We spend a lot of our working lives trying to be in control of our brand, our budget, and our social profile. We work with brand controllers, channel controllers and a few control freaks.

But at BVE yesterday, in a presentation from Matt Jagger of Upfront, we heard about the riches in store for those of us who are willing to lose control.

Matt was talking at the ‘Are Brands the New Broadcasters?’ seminar, hosted by Red Bee Media, about his work on Fosters Funny.

To paraphrase the planning: Carling were all over football and comedy felt a good territory for Fosters as Australians are quite funny.

By way of a C4 comedy sponsorship and the Edinburgh comedy awards, Fosters quickly found itself at the door of Steve Coogan and Alan Partridge. Partridge is pretty certifiably funny; so, so far so controlled.

However, Fosters were about to commission Patridge to be funny for their brand, not just for his show. And they were going to broadcast the results on their very own 'Fosters Funny' comedy website.

What happened next took real self control, as Fosters handed the writing and creation of their comedy content wholeheartedly to Steve Coogan.

There were not to be tissue sessions, Fosters were not to comment on the intended direction and they most certainly were not to have an opinion on whether a joke was funny. In fact they were not have any input into their brand's content at all. They lost control.

It might have been an uncomfortable ride at times, feeling they'd lost control of the Partridge comedy roller coaster. There must have been temptations to sneak in a drinking moment here, a glimpse of the can there, perhaps some beer-based ribaldry...but Fosters kept the faith and reaped the rewards.

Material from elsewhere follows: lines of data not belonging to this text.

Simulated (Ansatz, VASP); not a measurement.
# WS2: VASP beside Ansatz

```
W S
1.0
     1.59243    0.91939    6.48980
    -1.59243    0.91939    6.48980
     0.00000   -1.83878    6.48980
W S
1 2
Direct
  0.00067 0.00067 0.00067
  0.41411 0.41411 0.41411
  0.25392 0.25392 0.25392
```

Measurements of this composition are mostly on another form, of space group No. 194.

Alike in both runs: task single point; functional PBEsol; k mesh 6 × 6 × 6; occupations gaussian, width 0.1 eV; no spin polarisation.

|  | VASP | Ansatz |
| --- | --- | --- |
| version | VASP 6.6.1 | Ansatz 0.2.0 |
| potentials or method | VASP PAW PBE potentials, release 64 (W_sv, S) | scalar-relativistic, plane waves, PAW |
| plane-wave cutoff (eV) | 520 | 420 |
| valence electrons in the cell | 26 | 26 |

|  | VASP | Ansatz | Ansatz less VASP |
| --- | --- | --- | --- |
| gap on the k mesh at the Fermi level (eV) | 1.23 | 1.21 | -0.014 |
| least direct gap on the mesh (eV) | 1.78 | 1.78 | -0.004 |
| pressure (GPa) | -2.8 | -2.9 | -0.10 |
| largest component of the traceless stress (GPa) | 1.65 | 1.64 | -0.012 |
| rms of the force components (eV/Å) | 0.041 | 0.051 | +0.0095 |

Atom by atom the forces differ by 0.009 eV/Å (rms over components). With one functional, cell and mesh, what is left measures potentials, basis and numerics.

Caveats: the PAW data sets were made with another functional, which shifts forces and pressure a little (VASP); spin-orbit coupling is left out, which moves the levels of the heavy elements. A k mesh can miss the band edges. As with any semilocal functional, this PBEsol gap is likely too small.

Alan Partridge on Fosters Funny became a top ten trending topic on Twitter, and the Fosters YouTube account has received over 8.5 million views so far. The brand association with comedy was strengthened and people were proud to be seen drinking Fosters again.

It was also announced yesterday that Partridge has been commissioned for a second series of Mid Morning Matters for Fosters.

So comedy is good. Partridge is good. But it was having the confidence to abdicate total control to their talent that made this content a real winner for Fosters.